The surplus of unsold new properties in Spain reached 389,000 units, according to a report from Tinsa ( property evaluation company ) , a figure that will require two and a half years for the stock to be absorbed. This means that the date of reference is the first half of 2008 and that the demand will be for around 150,000 new houses a year.
Their statistics indicate that the current stock of housing corresponds to approximately 25 per cent of all flats that have been constructed since the boom, meaning that one out of every four homes is for sale.
Tinsa’s report, “In-depth Analysis of the 2015 Stock of Housing,” highlights that despite the crisis, 1.56 million homes have been built since 2008 in Spain, a figure that is equivalent to 6.4 per cent of the existing real estate market.
Where is there the greatest number of vacant homes?
Currently, there are 389,000 new vacant homes, with the provinces of Madrid, Valencia, Murcia, Barcelona and Alicante amassing the highest number.

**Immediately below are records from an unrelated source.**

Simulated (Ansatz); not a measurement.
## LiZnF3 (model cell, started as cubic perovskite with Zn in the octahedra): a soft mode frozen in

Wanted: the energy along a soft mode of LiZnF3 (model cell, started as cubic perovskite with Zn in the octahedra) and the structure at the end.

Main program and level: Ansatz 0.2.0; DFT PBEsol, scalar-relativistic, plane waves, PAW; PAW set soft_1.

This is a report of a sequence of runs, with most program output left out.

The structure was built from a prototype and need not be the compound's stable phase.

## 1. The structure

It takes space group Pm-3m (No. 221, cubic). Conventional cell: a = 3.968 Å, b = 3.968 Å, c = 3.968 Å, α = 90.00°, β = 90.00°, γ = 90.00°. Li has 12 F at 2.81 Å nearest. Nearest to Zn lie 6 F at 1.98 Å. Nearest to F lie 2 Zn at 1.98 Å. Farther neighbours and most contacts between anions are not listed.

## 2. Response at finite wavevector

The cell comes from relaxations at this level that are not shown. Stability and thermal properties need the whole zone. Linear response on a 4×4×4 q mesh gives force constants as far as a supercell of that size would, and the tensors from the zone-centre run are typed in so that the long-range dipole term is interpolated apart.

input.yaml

The most problematic regions
Nevertheless, if we put aside the total number of unoccupied homes and look at how much they represent in terms of the total volume of finished houses, we discover that Almeria (38.9 per cent), Cuenca (37.1 per cent), Castellón (36.1 per cent), Toledo (34.7 per cent) and Murcia (32.7 per cent) have the highest rates of vacant homes. Thus, according to Tinsa, the main problem consists of how much that stock means within the rate of homes constructed in each area.
Tinsa’s report reminds us that the paralysis of trade during the crisis has brought a great number of developers, incapable of facing the loan obligations they took on, to bankruptcy. In this scenario, financial entities have made their appearance as new property owners and, as a second derivative, SAREB (Company for the Management of Assets Proceeding from the Restructuration of the Banking System) and bank mortgage services have arisen as the new actors in the sector. In fact, they control 86.1 per cent of the total market.
Tinsa claims “there is a correlation between the use of this formula and the proportion of stock. It is in those locations where there is a high percentage of new, overbuilt vacant housing, that rentals are put on the market at a much higher rate. In those areas where the vacancy rate of new homes is higher than 50 per cent, the average rate of renting reached 12 per cent. And, conversely, in locations where the stock [of vacant homes] is less than 10 per cent of the housing constructed, the rate of renting does not even reach 6 per cent.”
Other revealing data shows that part of the stock is out of the market: it is neither for sale nor for rent. Tinsa puts that residential stock at around 3.9 per cent. As Tinsa explains, “Not all the stock waiting to be sold has a ‘for sale’ sign. It’s difficult to estimate which part of this stock of new vacant residences is not being marketed, but it represents a relatively low percentage of the total amount. As in the present situation in the Spanish municipalities with the biggest market of new construction for sale or for rent, about 4 per cent of the stocks is found outside of the market.”
The appraisal firm claims that there are multiple factors that explain why there are still almost 400,000 empty homes on the market. Among them are bankruptcy, poor building location, high prices and a lack of strengthening in the current environment.
Prices will remain stable in 2016
The appraisal firm claims that the widespread feeling is that prices are in a stable place. This is a theory shared by the consensus of experts.
Indeed, this belief is so widely shared that the expectation for next year is that prices will be stable for more than half the stock. Specifically, Tinsa believes that the price of 41.3 per cent of surplus homes will stay stable, while another 22.5 per cent could experience a slight rise of in between 0 and 3 per cent. However, about 19 per cent could drop by as much as around 3 per cent.
What is clear from the report is that there will not be big decreases or increases: hardly even 1.8 per cent of the stock stands to drop more than 6 per cent and another 2.3 per cent could rally above said level.